Source: KPMG Corporate Treasury News, Edition 45, July 2015
Virtually every global player these days uses (or is considering introducing) a treasury management system (TMS) from a provider of standard solutions. One consequence of this strategy, however, is that optimizing the use of the TMS depends not only on the technical requirements placed on the system by the treasury function, but also on the company's objectives in terms of its international footprint, the scope and number of the various processes the system must model, and local requirements with regard to system roll-out. The resultant planning and implementation challenges should not be underestimated.
TMS installations deliver suitable functionality, operational availability and performance to meet the treasury's growing needs for efficiency, transparency and methodological competence. In recent years in particular, constant growth in organizations and operations across different countries, regions and time zones has seen more and more European companies also establish treasury centers in the North American Free Trade Area and northeastern Asia. An increasing number of tasks are therefore being handled by local treasury staff in these regions, and that usually creates the need for integration in or at least links to the existing treasury system landscape.

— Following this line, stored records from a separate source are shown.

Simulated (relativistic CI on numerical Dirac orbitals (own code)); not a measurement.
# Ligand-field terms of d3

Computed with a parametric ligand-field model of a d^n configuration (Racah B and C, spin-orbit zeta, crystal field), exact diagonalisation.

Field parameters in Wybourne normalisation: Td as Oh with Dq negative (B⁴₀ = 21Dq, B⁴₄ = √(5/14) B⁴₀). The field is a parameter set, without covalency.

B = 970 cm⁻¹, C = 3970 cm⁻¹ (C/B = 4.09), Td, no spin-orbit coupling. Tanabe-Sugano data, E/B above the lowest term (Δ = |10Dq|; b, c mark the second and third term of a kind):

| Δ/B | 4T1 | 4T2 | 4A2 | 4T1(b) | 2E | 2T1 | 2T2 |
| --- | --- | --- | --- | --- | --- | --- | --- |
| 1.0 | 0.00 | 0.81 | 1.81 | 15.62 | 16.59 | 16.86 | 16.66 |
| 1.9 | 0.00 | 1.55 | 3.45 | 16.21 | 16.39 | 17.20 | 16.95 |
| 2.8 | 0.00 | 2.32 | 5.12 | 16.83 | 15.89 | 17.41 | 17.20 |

Especially when setting up a global treasury management platform, integrating a large number of different systems and tools, interfaces and information sources is only one aspect of the work. This aspect alone involves replacing the local processes and IT solutions that predated the roll-out with standardized processes and system functionality. The resultant challenges are themselves often tantamount to a new TMS launch. Differences between countries and the fact that roll-out in one country can often not be mapped 1:1 onto other countries create additional headaches for the units involved: Many standard processes do not have the required granularity (or are lacking entirely) and local conditions need to be assessed. At the same time, the inherent dynamism of treasury activities mean that there are usually too few resources and too few in-house specialists to analyze and evaluate deviations from the existing standard.
What aspects must be considered to ensure that an international roll-out goes through smoothly and successfully?
New technologies such as SaaS and ASP have been making inroads into the TMS market for some time and can significantly ease the challenges described above (or transfer them to the vendor in some cases). In the case of solutions that are operated in house, the bottom line is that professional preparation, careful planning and an experienced project team are the key success factors for international roll-outs.